### Reproduction study - Fairness and Bias in Online Selection
This notebook contains all experiments for the reproduction study of the paper "Fairness and Bias in Online Selection" for the 2022 ML Reproducibility Challenge.

The following cell downloads the Pokec dataset and places it in the data directory.

In [4]:
!wget http://snap.stanford.edu/data/soc-pokec-relationships.txt.gz
!wget http://snap.stanford.edu/data/soc-pokec-profiles.txt.gz
!mv soc-pokec-relationships.txt.gz data
!mv soc-pokec-profiles.txt.gz data

#### Secretary experiments & Extension experiment
The following cell contains all secretary experiments of the paper. Additionally, the secretary algorithm is applied to a new data set (URFGS). The same parameters are used as in the paper, except for the Pokec experiment due to time constaints. The plots generated by these experiments can be found within the "plots" folder.

In [5]:
from secretary_experiments import PrintStatistics, SecretaryExperiment, PlotSecretary

# Number of experiment repetitions 
num_rep = 20000
num_rep_pokec = 40000

# Variables for synthetic experiments (equal p, general p)
sizes = [10, 100, 1000, 10000]
equal_prob = [0.25, 0.25, 0.25, 0.25]
general_prob = [0.3, 0.25, 0.25, 0.2]

# Variables for maximization dataset experiments (bank, pokec)
max_prob = [0.2, 0.2, 0.2, 0.2, 0.2]

# Variables for research extention dataset experiment (ufrgs)
ufrgs_prob = [0.5, 0.5]

# Secretary experiments
PlotSecretary(num_rep, sizes, equal_prob, 'plots/Secretaryplot_equal.png', 'synth')
PlotSecretary(num_rep, sizes, general_prob, 'plots/Secretaryplot_general.png', 'synth')
PlotSecretary(num_rep, [], max_prob, 'plots/Secretaryplot_bank.png', 'bank')
PlotSecretary(num_rep_pokec, [], max_prob, 'plots/Secretaryplot_pokec.png', 'pokec')
PlotSecretary(num_rep, [], ufrgs_prob, 'plots/Secretaryplot_ufrgs.png', 'ufrgs')

#### Prophet experiments
The following cell contains all prophet experiments of the paper. The same parameters are used as in the paper. The plots generated by these experiments can be found within the "plots" folder.

In [2]:
from prophet_experiments import ProphetExperiment, PlotProphet
import distributions as ds

# Prophet experiment with uniform distributions.
num_rep = 50000
size = 50 
unif_dist = ds.UniformDistribution(loc=0, scale=1, n=size)
distributions_a = [unif_dist, unif_dist]
data = PlotProphet(num_rep, size, distributions_a, 'plots/Prophetplot_unif.png', printeval=False)

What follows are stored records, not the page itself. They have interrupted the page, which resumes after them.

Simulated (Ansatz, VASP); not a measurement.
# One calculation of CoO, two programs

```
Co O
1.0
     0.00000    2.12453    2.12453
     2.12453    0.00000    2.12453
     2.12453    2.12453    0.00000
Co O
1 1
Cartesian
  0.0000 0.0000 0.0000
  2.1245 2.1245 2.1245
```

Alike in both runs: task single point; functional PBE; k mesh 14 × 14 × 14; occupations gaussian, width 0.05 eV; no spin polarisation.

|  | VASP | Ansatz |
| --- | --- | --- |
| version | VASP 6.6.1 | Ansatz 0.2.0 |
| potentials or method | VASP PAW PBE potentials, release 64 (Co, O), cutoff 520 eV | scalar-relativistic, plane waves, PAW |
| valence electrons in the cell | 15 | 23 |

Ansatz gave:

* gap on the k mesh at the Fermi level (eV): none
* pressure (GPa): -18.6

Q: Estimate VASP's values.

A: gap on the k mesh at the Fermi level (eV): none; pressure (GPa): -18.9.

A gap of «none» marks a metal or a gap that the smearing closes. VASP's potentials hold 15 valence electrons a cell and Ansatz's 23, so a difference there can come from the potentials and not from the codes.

# Prophet experiment with binomial distributions.
size = 1000
bi_dist = ds.BinomialDistribution(size, 0.5)
distributions_b = [bi_dist, bi_dist]
data = PlotProphet(num_rep, size, distributions_b, 'plots/Prophetplot_bi.png', printeval=False)

#### Distribution plots
The following cell contains additional code for the plotting of the data set distributions for our research. The plots generated by these experiments can be found within the "distributions" folder.

In [3]:
from plot_distributions import PlotInstanceDistribution
from secretary_data import GetSecretaryInputBank, GetSecretaryInputPokec, GetSecretaryInputUfrgs
import pickle 

# Creating candidate lists from data sets
instance_bank = GetSecretaryInputBank(100000)
instance_pokec = pickle.load(open('data/pokec_instance.dat', 'rb'))
instance_urfgs = GetSecretaryInputUfrgs(100000)

# Plotting candidate lists distributions
PlotInstanceDistribution(instance_bank, 'Bank')
PlotInstanceDistribution(instance_pokec, 'Pokec')
PlotInstanceDistribution(instance_urfgs, 'Urfgs')